30 Jul Google Pigeon Update Targets Local Small Businesses
On Friday, July 24, 2014 Google released yet another update to it’s ranking algorithm. This time the changes are directed toward the local search results. Although Google has no internal name for this update (They didn’t name the Panda update until a few days after releasing that update either), industry authority Search Engine Land has taken it upon themselves to name this one “Pigeon.”
They said they like this name because it “starts with a P, Pigeons tend to fly home.” Get it? Fly home… Local Search Results… Clever.
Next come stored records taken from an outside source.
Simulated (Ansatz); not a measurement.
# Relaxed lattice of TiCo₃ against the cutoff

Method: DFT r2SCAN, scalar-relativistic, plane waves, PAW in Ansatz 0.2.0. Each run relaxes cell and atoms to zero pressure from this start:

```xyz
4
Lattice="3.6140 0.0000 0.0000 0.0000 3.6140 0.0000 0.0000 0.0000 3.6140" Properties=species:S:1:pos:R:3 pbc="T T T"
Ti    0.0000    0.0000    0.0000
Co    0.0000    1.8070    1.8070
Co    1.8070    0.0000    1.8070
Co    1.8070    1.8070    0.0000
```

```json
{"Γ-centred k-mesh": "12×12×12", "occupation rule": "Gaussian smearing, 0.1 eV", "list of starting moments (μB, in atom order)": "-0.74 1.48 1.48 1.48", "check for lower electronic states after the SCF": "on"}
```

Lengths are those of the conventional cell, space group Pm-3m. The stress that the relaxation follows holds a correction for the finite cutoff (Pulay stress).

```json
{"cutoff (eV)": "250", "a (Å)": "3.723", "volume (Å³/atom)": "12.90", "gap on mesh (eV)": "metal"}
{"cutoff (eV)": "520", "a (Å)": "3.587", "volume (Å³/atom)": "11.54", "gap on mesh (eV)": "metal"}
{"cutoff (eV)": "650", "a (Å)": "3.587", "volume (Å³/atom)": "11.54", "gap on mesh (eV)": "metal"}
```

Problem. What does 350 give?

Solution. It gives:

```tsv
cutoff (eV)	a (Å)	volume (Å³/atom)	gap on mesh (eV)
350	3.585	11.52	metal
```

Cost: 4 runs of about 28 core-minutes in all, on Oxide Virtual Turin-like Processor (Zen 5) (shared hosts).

Anyway, this is a pretty significant update – one of the most significant we’ve seen in a while. So what is the Google Pigeon Update all about, you ask? Let’s jump in.
According to Google, the goal of this update is to return more relevant, useful and accurate rankings in the local search results. The effects of this update will be seen in the local listings portion of search results as well as the web listings. So far we’re seeing that the local pack listings are being reduced and in some cases even removed.
However, this is not across the board. Different industries are being affected differently. You can see from the screenshot below that when we search for “Chiropractors in Rochester, MI” the local listings are continuing to appear. However, if we change “Chiropractors” to “Realtors” the local pack disappears entirely. It is not known as of now if Google is finished rolling out this update, or if they are piloting this change with a few industries to begin, and then expanding in the days/weeks ahead.
If your business is still lucky enough to be showing in the local pack, congratulations. So far you’ve avoided the impact of this hit. However, I would be slow to sound the “ALL CLEAR” signal, and get a head start on making adjustments to your strategy now.
Why did Google Remove the Local Listings from the Search Results?
We don’t know for sure. However, many are speculating that Google is reducing these results because they have a high click through rate – meaning that people generally click on these results at a higher rate than other listings on the page. This theory makes a lot of sense. Google is in the business of making money. They sell ad space to businesses, which displays at the top of the Search Results Page, as well as along the side. If people click on the local listings more than on the ads, it stands to reason that Google’s revenue would be decreased. However if they were to reduce/remove these listings… You get the idea.
What does the Google Pigeon Update mean for my business?
Although businesses who were focused on a more organic approach to Local SEO – meaning that they were not as concerned with ranking in the local pack – have seen their traffic increase significantly, many businesses who were featured in the local pack have seen traffic drop off considerably.
If you’ve experienced a drop in traffic due to Google’s Pigeon update, you’re left with two options.
- Mourn the loss, do nothing, and watch as revenue begins to wane in the coming months.
- Surrender to Google Adwords and launch a temporary PPC campaign to subsidize the traffic. Although it will cost money to do this, with proper campaign management, you can reduce (or eliminate) the negative affect this update has had on your bottom line.
Is Local SEO Dead?
In light of these changes, you might be wondering if Local SEO is dead, and if it now makes more sense to invest your dollars in PPC.
At Brown Box Branding we provide both Local SEO and PPC Management services, so our opinion on this matter is unbiased. Rather than abandoning Local SEO and shifting to a permanent PPC campaign (like many of your competitors will do!), a more strategic move would be to shift SEO methodologies and use PPC to bridge the gap.
Here’s what I mean…
A good Local SEO campaign has always focused on both the Local pack results as well as the organic results. However, if your business has been eliminated from the local pack, and you’re not found in the organic results, you need to adjust your focus.
As with anything related to organic rankings, these moves take time. In some cases we’re able to make simple on-page changes and see results over night, but in many cases this takes time. I’m not aware of too many businesses that can afford a significant reduction in revenue for longer than a week, so if your niche is competitive, and it will take longer to rank organically, I suggest you bridge the gap with a PPC campaign.
Once you begin seeing results from your organically focused SEO efforts, you can either taper off your PPC ad spend, or continue with your campaign. The added real estate you gain from ad space in the search results could very well prove to be a money-maker long term though, so you might end up keeping both as a permanent strategy.
Although there will always be twists and turns with internet marketing, neither Local or Organic SEO is going away anytime soon. What’s important is that your methodologies for each are in line with Google’s Web Master Guidelines. As long as your nose is clean, and you’re not employing any black-hat SEO tactics, you’ll always be good to go with a few tweaks here and there.